I believe what I'm trying to solve is similar to the "traveling salesman problem". I have an unweighted, directed graph, where nodes will connect to between 1 and 6 other nodes. In total, there will be several thousand nodes. Since the connections are directional, just because you can travel from one node to another, doesn't mean you can travel back the same way. There will always be a path, however, for every node to eventually reach every other node.

With that in mind, I'm trying to locate an algorithm that can build a path/circuit to travel between a given set of nodes in the graph (more important), or even all nodes for that matter (less important, but desired). Backtracking is okay - it will definitely require traversing some of the same nodes more than once to find a path to other nodes.

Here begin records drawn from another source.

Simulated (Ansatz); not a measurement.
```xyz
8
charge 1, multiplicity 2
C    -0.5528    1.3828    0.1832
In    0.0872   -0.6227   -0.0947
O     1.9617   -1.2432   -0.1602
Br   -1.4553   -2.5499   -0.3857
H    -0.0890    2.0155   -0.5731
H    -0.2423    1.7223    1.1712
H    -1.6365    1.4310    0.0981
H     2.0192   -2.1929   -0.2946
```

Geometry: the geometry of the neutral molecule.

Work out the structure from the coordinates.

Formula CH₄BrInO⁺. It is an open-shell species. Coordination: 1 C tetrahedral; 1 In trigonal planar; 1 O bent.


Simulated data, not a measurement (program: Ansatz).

Are there any algorithms already written in NetworkX (I'm using the python code) that can perform this? I have already written the code to build the graph (adding edges) that NetworkX can read. I'm just trying to find the right algorithm to feed it into at this point. Ideally, I'd give it the graph, a source node, and then a list of nodes for the circuit to build, and then it would find the optimal path to take through the graph to visit the given nodes.

It looks like nx.approximation.traveling_salesman_problem is close to what I'm looking for, except that it seems to only allow 1 visit per node (Hamiltonian?), which won't work with my graphs.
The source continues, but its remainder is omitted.